Death of a Cell Phone

On January 5th, 2012, I wrote a post about screen time. My work life requires a lot of screen time, so I have made decisions about limiting my television and computer screen time in my private life. As of yesterday, I have a brand new challenge when it comes to limiting my screen time. Oh, the smart phone.  The screen that follows you everywhere.

My cell phone died yesterday. It was a red flip phone. My friends would make fun of me for having “an old school” or “vintage” phone. It didn’t take pictures or connect to the internet like their smart phones. But I liked my phone. I preferred it that way. I didn’t like having internet available to me all the time. When work is over, I want my screen time to be done. I want to be outside, be cooking, be doing yoga or be talking to the people I love. My friends who run out and get the newest version of technology call me a “Late Adapter.” I prefer to think of myself as a conscientious objector.

I try not to have my phone out in social situations. I like the people that I am with to feel like they have my full attention. As a spiritual person, I like to feel unplugged from technology when I am with friends so I can really listen and be present. I respect phones as a tool of communication, but I try to treat my cell phone like I treated my land line before the age of mobile phones.

The thing I liked most about having a flip phone instead of a smart phone is that it left a little room to wonder. I think wonderment is important. I would wonder something, and my friends would immediately break out their phones to see if they could answer my questions. But I didn’t want answers all the time. Sometimes I just wanted to ask questions and wonder. I think spirituality is a lot about asking the right questions. It is about wonderment and awe. Not as much about answers and clarity, right and wrong.

Don’t get me wrong, access to information is important. The pursuit of knowledge is the quest for truth. I just trust that anything that is worth knowing can wait. My spouse works in social media. I have a deep respect for the way that he uses his phone as a tool to enhance his life. But he also respects when I point out how easily he can get tuned out as the phone sucks him in. He works to be present with me so we can have quality time together.

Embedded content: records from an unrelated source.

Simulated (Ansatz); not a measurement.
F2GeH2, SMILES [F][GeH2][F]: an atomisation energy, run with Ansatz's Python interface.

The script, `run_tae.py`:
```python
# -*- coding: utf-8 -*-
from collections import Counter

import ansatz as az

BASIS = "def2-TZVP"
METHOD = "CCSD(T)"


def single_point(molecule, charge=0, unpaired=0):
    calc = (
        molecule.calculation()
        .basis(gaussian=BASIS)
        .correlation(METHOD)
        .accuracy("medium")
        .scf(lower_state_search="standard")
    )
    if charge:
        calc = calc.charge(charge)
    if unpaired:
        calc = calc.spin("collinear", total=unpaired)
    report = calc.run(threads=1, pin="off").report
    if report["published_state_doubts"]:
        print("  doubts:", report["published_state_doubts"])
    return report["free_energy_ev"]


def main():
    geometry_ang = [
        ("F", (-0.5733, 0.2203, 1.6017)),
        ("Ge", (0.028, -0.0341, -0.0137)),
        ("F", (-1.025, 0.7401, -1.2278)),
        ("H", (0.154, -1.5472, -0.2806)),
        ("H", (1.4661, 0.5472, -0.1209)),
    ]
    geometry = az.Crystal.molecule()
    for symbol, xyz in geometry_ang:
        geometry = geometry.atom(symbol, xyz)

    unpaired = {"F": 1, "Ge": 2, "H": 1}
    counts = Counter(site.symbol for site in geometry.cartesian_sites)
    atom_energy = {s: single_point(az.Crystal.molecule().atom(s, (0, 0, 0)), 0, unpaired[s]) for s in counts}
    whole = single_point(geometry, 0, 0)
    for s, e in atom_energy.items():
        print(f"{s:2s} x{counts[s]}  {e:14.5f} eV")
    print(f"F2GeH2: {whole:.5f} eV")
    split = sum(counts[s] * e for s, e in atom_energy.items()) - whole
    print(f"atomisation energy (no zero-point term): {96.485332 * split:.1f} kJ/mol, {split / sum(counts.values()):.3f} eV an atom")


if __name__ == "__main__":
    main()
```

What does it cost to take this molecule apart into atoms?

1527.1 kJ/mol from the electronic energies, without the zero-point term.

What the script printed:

Standing at the store, we were informed that it was cheaper for me to replace my flip phone with a smart phone. My spouse laughed at me and said, “Welcome to the dark side.” I think with some intentionality, boundaries and awareness of social etiquette, I can use my new phone as a tool without letting it take over. I can choose to put the phone down, unplug, and find wonder in the goodness of God in the world around me.

Do you know people who spend too much time looking at the screen? Are any of your friends addicted to technology? How far is too far?

What are the benefits of smart phones? What are the limitations?

I have a former student who hosts dinner parties and makes his friends put their phones in a basket as they enter his house. Would that be hard for your friends to do?